When electric utilities or companies declare that they will need new power capacity to keep up with the growing appetite for electricity, most people think of new power plants and transmission lines. But some companies are proposing something novel: grid energy storage systems. One such company, AES Energy Storage, is pioneering this emissions- and water-free technology. Utility-scale energy storage technology – which will no doubt be a much discussed cleantech topic in 2012 (and is already off to a quick start) – can help to green the grid by enhancing renewable energy’s role in meeting demand, particularly during peak electric consumption times of the day. It can also help to lower electricity rates for consumers.
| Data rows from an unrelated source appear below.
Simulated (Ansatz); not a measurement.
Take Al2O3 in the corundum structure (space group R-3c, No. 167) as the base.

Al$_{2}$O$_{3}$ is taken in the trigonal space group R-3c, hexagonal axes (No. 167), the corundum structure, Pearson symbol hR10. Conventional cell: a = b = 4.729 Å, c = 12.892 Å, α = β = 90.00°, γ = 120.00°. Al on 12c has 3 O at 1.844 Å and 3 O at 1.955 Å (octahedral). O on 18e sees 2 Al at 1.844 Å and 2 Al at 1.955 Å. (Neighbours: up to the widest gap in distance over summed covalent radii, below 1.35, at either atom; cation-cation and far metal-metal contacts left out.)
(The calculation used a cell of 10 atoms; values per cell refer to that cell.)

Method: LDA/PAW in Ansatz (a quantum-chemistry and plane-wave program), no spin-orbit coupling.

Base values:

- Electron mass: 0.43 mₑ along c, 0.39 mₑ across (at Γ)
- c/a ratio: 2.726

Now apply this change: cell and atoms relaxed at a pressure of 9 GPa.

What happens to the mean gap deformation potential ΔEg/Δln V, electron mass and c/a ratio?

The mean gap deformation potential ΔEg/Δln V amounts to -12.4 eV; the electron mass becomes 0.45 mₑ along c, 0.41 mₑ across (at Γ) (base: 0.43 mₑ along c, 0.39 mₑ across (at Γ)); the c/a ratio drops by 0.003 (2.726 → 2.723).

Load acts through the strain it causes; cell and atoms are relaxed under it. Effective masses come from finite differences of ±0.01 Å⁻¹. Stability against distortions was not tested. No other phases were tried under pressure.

Brian Perusse, Director of Business Development for AES Energy Storage, recently took time to tell us more about this innovative technology.
Below are some excerpts from the conversation. You can read the interview in its entirety here.
What is energy storage and how is it different than energy generation?
Energy storage is an emissions-free capacity resource that is fast, highly flexible, and always on and ready to provide power services to the grid. It is different from other energy generators as it uses the electric power grid as a “fuel” and can either deliver or withdraw power from the grid depending on what is needed and when it’s most valuable. The unique ability to both supply power and store power on command makes the grid more efficient and more reliable.
Describe AES’s energy storage technologies. How do they compare to other energy storage technologies?
AES Energy Storage delivers storage-as-a-service, eliminating the need for pilot testing, system integration work and technology selection risk. It is not possible to simply buy a battery today and just plug it into the grid, like you might a replacement cell phone battery. AES will perform all of the work necessary to permit, design, engineer, procure, construct and operate an energy storage facility to meet a specific need of the utility. More importantly, AES has developed a control platform that will optimize the performance of the energy storage system for each specific customer.
How did AES get into the energy storage business?
AES Corporation, the parent company of AES Energy Storage, is one of the largest power producers in the world and has a thirty-year history of being an innovator in the power sector. This started with the use of Circulating Fluidized Bed boilers and continued through the financing of advanced combined cycle gas turbine technology, new wind turbines and the latest thin-film solar technologies, such as cadmium telluride. AES Energy Storage was founded in 2007 to focus on the commercial development and operations of grid-scale energy storage. AES Energy Storage believes that energy storage is ready to play a key role in the clean-energy equation, providing an emissions-free, flexible power resource to improve the grid today and prepare for growing renewable generation in the future.
Does AES have energy storage projects/systems in operation?
We currently have 72 megawatts (MW) in commercial operation or construction and have a growing pipeline of over 500 MW of projects in near-term development. We currently operate commercial energy storage facilities in West Virginia, New York and Northern Chile. In developing our business, we have worked with leading power system operators including the New York ISO, PJM Interconnection, ERCOT in Texas, California ISO and SING in Chile. We are pleased to have recently announced the commercial operation of a 32 MW storage project participating in the PJM Interconnection, the largest regional transmission organization in the world.
How does energy storage fit into the traditional electricity market model in the United States?
Energy storage can fit into any number of market models and we have deployed commercial facilities that are being paid for power services the same as other generators providing the same services today. Going forward, we expect that larger facilities will be contracted under Power Purchase Agreements, just the same way that we see wind, solar and traditional power plants developed and procured.
Does energy storage compete with or compliment initiatives in renewable energy and efficiency? How so?
Emissions-free capacity complements renewable resources to help policy makers, utilities and ISOs achieve clean energy goals. By providing power to the system when it is most needed via an emissions-free process, advanced energy storage projects help to keep clean energy sources clean through their integration into the power grid.
What effect does electric storage have on electricity prices?
Energy storage essentially stores energy from the cheapest and most efficient resources and delivers it at a time when more expensive resources would traditionally be utilized. In addition to delivering cheaper energy than a peaking-gas plant, energy storage can provide a number of other benefits to the system, such as deferring transmission investments and reducing the risk of relying on any one-fuel commodity.